In a joint statement, the Federal Reserve, the FDIC, the Office of the Comptroller of the Currency and the National Credit Union Administration said lenders shouldn’t worry about issuing loans that don’t meet the “qualified mortgage” standard taking effect in January.
“From a safety-and-soundness perspective, the agencies emphasize that an institution may originate both Qualified Mortgage and non-Qualified Mortgage loans, based on its business strategy and risk appetite,” the regulators said. “The agencies will not subject a residential mortgage loan to safety-and-soundness criticism solely because of the loan’s status as a Qualified Mortgage or non-Qualified Mortgage loan.
“The agencies continue to expect institutions to underwrite residential mortgage loans in a prudent fashion and address key risk areas in residential mortgage lending, including loan terms, borrower qualification standards, loan-to-value limits, documentation requirements, and portfolio- and risk-management practices, regardless of whether a residential mortgage loan is a Qualified Mortgage or non-Qualified Mortgage,” they added.
The regulators also said they didn’t foresee any lenders running afoul of the Community Reinvestment Act should they decide to issue only qualified mortgages.
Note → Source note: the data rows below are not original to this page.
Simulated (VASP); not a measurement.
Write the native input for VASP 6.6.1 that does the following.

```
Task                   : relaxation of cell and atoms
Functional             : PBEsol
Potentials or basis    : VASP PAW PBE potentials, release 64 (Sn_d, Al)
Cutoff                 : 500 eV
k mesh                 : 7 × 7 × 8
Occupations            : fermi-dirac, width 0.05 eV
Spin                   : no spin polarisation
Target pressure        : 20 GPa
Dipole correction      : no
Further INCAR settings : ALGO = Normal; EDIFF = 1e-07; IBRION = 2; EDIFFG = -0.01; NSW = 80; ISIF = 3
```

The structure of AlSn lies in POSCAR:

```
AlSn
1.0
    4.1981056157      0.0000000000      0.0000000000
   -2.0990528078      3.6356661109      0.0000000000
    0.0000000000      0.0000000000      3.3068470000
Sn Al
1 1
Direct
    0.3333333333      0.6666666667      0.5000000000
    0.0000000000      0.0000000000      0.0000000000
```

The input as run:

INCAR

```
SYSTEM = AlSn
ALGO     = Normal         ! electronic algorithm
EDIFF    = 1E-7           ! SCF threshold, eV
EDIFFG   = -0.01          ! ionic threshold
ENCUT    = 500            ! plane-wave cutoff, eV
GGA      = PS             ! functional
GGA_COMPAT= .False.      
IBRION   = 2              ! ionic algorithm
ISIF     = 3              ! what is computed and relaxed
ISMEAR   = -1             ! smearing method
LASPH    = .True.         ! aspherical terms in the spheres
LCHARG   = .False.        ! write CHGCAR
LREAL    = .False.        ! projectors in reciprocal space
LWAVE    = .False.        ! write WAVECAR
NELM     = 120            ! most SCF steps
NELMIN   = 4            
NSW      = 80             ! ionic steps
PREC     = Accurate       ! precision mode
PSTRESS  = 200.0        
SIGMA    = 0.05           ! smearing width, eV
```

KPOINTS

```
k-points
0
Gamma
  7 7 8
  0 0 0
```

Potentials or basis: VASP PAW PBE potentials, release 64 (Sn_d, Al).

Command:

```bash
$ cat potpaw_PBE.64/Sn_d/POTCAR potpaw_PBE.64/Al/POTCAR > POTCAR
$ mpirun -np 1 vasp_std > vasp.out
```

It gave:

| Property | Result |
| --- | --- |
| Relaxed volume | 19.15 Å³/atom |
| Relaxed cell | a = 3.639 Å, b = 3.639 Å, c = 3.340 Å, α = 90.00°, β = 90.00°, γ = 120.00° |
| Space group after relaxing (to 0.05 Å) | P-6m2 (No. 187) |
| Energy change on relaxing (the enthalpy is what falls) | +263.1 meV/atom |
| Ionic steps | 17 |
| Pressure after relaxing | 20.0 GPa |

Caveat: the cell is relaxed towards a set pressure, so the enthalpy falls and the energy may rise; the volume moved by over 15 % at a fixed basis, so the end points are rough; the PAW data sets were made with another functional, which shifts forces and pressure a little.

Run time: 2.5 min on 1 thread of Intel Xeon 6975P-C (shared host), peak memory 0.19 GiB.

“(The Consumer Financial Protection Bureau’s) Ability-to-Repay Rule and CRA are compatible,” the regulators said. “Accordingly, the agencies that conduct CRA evaluations do not anticipate that institutions’ decision to originate only QMs, absent other factors, would adversely affect their CRA evaluations.”
Federal regulators on Friday tried to reassure lenders that as long as they issue sound mortgages, they shouldn’t worry about regulatory action.